History of Esperanto Subject of Nov. 17 Talk
Poet and scholar Esther Schor will discuss her book Bridge of Words: Esperanto and the Dream of a Universal Language (Metropolitan $32) at 6 p.m. on Thursday, November 17 at Labyrinth Books.
According to Andrew Solomon, author of Far From the Tree, “Esther Schor’s lovely book describes how a tenacious group of people have dedicated themselves to an optimistic vision of harmony. It is a meditation not only on Esperanto, but on idealism itself, and it is written with resonant clarity, abiding kindness, and great compassion.”

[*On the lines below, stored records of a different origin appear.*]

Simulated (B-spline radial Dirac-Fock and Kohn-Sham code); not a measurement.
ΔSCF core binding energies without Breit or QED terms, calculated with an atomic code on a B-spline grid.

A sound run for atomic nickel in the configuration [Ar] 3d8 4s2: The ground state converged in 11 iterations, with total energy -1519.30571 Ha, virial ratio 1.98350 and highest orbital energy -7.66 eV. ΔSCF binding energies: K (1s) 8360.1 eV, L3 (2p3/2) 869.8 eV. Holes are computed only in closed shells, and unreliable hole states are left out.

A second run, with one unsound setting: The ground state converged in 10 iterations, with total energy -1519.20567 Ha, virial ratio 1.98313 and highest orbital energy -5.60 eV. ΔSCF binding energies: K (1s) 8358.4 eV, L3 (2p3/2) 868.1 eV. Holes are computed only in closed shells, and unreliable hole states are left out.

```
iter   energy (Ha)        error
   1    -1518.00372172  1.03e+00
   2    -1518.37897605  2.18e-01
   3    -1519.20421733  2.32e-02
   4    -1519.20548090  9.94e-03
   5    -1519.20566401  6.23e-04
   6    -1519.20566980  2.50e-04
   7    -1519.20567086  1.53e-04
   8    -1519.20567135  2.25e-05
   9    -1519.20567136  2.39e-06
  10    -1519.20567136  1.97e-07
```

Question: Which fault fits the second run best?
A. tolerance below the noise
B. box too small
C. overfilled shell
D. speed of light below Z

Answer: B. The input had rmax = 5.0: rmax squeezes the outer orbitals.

Says Jonathan Rosen, author of Joy Comes in the Morning: “Esther Schor has crossed continents, tunneled under the Tower of Babel, brooded over the 20th century’s darkest traumas and brightest dreams, and spoken endless Esperanto in an effort to understand how a language freighted with human tragedy still lives like a kiss on the lips of its speakers. This is a beautiful, mysteriously moving book by a fearless writer who set out to find the soul of a language, knowing full well that it was her own soul she was after all along.”
Esther Schor is the author of Emma Lazarus, which received a 2006 National Jewish Book Award, and the editor of the Cambridge Companion to Mary Shelley. Her essays and reviews have appeared in the New York Times Book Review, the Times Literary Supplement, and The Forward, among other publications. Her first collection of poems, The Hills of Holland, was a nominee for the Los Angeles Times Book Awards. She is professor of English at Princeton University.